T-Mobile US on Tuesday reported first quarter revenue was up 13.1% on last year driven by continued strong growth in its customer base.
For the three months to 31 March, the operator’s net additions came in at 1.8 million, of which 1.1 million were branded postpaid customers. 991,000 of that sum were phone customers, while 134,000 were mobile broadband customers. Branded postpaid net additions were 73,000.
"We’ve had eight consecutive quarters with more than one million total net customer additions, proving that customers want value," said John Legere, CEO of T-Mobile US, in a statement. "We expect to once again capture all of the industry’s postpaid phone growth in Q1 and we’ve done it while delivering a an all-time record low 1.3% churn."
Including machine-to-machine (M2M) and MVNO customers, T-Mobile US ended March with 56.8 million connections, which could put it ahead of nearest ri val Sprint, which is due to report its figures for the first three months of 2015 on 5 May. Sprint ended 2014 with 55.9 million connections.

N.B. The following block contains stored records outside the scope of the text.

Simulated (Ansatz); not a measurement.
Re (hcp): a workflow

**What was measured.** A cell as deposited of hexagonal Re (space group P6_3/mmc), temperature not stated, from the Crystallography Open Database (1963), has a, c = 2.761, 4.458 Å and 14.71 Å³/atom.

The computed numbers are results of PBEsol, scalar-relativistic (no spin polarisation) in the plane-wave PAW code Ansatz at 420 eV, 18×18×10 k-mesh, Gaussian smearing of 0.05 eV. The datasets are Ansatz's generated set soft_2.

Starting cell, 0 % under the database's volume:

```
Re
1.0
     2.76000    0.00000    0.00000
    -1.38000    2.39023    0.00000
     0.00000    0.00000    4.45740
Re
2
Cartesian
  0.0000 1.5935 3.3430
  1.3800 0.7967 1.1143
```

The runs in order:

Following the strong net additions, T-Mobile raised its subscriber growth outlook for 2015 to 3 million-3.5 million branded postpaid net additions from 2.2 million-3.2 million.
On the financial side, T-Mobile’s Q1 service revenue climbed 9% on last year to reach $5.8 billion. Total revenue surged 13.1% to $7.8 billion.
Operating expenses jumped to $7.7 billion from $6.9 billion. Opex was driven by higher cost of equipment sales resulting from an increase in the number of devices sold, and higher selling, general and admin (SG&A) costs due to promotional activities, and more retail and customer support staff.
Despite swinging to an operating profit of $117 million from a year earlier loss of $28 million, the higher costs meant T-Mobile US notched up a net loss attributable to shareholders of $77 million. However, it was still an improvement on last year’s $151 million net loss.